Lowell E. Baier


Presidents Circle Laurel Pin (2018)
Honorary Degree (2015)
Doctor of Laws
Maurer School of Law Commencement
Location: Bloomington
Maurer School of Law Academy of Law Alumni Fellows (2014)
Maurer School of Law Distinguished Service Award (2007)
Indiana University Bloomington
LL.B., 1964


Lowell E. Baier received his B.A. in economics and political science from Valparaiso University in 1961. And, after graduating Indiana University with a law degree in 1964, his career has taken him from practicing attorney to entrepreneur, tireless advocate for natural resources and wildlife conservation, and now author.

While practicing law in Washington, D.C., he was approached by his congressman, Charles A. Halleck, R-Ind., LLB'24, to serve as page in the U.S. House of Representatives in 1956. In 1967, he formed Baier Properties Inc., a Bethesda, Md.-based developer of warehouses, residential properties, and award-winning office buildings and shopping centers.

In the early 1970s, Baier was one of 14 founders of the Wild Sheep Foundation, which has funded over $1 million annually to re-establish the habitat of the four species of wild sheep in North America, establishing similar programs in Russia and Mongolia. Since 1975, Baier has been active in the Boone and Crockett Club, America's oldest wildlife conservation organization. He took the lead in drafting President George H.W. Bush's wildlife conservation agenda in 1979 and led in the formation of Ph.D. programs in natural resources and wildlife conservation management at five universities. From 2004 to 2007, he led a national campaign to raise $6.5 million to purchase for the federal government the last and largest remaining piece of private land (24,550 acres) that was initially Theodore Roosevelt's Elkhorn Ranch.

Baier recently completed a book, "America's Crippling Battle for Its Lands, Endangered Species, and Their Critical Habitat: Inside the Equal Access to Justice Act." His next book, "Voices From the Wilderness: A Biography," which celebrates the 50th anniversary of the Wilderness Act, is expected soon.
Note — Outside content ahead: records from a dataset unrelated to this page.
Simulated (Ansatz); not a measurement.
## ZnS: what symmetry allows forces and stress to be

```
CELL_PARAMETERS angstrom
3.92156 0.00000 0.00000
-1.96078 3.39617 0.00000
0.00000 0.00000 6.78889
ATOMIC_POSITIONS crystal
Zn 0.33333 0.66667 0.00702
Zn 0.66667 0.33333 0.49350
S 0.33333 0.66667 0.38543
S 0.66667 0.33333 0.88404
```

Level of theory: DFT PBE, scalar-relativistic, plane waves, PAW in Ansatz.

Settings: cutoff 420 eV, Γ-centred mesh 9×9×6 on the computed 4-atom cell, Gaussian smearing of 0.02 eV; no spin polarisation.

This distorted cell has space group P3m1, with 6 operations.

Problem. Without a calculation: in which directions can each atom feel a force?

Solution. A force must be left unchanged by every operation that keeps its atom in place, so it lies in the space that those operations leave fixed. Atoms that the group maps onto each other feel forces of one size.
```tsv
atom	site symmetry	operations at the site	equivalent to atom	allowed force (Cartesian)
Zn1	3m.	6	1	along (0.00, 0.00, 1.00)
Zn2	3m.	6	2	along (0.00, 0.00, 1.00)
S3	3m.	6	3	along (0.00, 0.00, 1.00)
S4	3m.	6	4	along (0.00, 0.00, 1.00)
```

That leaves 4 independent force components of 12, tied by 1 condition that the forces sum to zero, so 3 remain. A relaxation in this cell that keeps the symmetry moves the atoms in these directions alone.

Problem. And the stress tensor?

He was named Citizen of the Year of Rockville, Md., in 1988, Conservationist of the Year by the National Fish and Wildlife Foundation in 2008, and in 2010 Outdoor Life magazine selected him as the Conservationist of the Year. He is the 2007 recipient of the IU's Maurer School of Law's Distinguished Service Award, is a Fellow of the Maurer School of Law Academy of Law, and received the IU President's Circle Laurel Pin in 2018.
In 2015, IU awarded him an Honorary Doctor of Laws at the Maurer School of Law spring commencement ceremony.